1. ## Cardinality of events?

I do not understand how to do these problems.

1. 1 dice is rolled five times, find the probability that the sequence is increasing (ex. 12345, 12346, 23456, etc.)
2. 1 dice is rolled five times, find the probability that the sequence contains exactly two numbers (11234, 22314, etc.)

I can get the cardinality of the sample space. (6^5)

I'm mostly having a hard time with the cardinality of the events. There are so many possibilities for each of these, it's impossible to write them out on paper. How do I get the cardinality of all these events?

This assignment is due soon and for the most part I understand it. But I do not understand how to get these problems with the large event cardinalities.

2. Hello, jimpo2!

1. A die is rolled five times.
Find the probability that the sequence is increasing (ex. 12345, 12346, 23456, etc.)
This one is simple if you think about it . . .

Of the $6^5 = 7776$ possible outcomes,
. . only five are in increasing order: . $\bigg\{12345,\:12356,\:12456,\:134456,\:23456\bigg \}$

Therefore: . $P(\text{increasing order}) \;=\;\frac{5}{7776}$

2. A die is rolled five times.
Find the probability that the sequence contains exactly one pair: (11234, 22314, etc.)
The Pair can be any of the 6 values.

The Pair can show up in any two of the five rolls: . ${5\choose2} = {\color{blue}10}$ ways.

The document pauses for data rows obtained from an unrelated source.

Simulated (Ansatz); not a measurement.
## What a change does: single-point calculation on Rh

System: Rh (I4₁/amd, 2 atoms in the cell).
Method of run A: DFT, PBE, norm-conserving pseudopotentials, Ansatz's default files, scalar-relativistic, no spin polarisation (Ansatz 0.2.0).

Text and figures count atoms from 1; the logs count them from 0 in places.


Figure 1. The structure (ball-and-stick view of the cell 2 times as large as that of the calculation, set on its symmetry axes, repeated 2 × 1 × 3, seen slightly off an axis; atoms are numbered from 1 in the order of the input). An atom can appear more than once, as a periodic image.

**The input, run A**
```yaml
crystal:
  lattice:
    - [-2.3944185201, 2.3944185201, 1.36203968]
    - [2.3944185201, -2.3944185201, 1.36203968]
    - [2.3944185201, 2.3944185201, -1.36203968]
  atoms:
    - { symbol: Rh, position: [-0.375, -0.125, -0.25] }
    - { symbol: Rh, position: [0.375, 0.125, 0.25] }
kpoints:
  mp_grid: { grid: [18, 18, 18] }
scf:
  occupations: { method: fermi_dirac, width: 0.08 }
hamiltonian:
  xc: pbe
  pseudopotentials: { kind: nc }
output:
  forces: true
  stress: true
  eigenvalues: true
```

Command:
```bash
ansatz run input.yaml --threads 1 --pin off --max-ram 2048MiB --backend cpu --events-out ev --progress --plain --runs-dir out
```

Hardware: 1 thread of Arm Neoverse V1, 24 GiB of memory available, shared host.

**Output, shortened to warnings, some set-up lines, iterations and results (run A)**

The probability that two rolls have that Pair is: . $\left(\frac{1}{6}\right)^2 \:=\:{\color{blue}\frac{1}{36}}$

The other three rolls must not match the Pair or each other: . $\frac{5}{6}\cdot\frac{4}{6}\cdot\frac{3}{6} \;=\;{\color{blue}\frac{5}{18}}$

Therefore: . $P(\text{one Pair}) \;=\;6\cdot 10\cdot\frac{1}{36}\cdot\frac{5}{18} \;=\;\frac{25}{54}$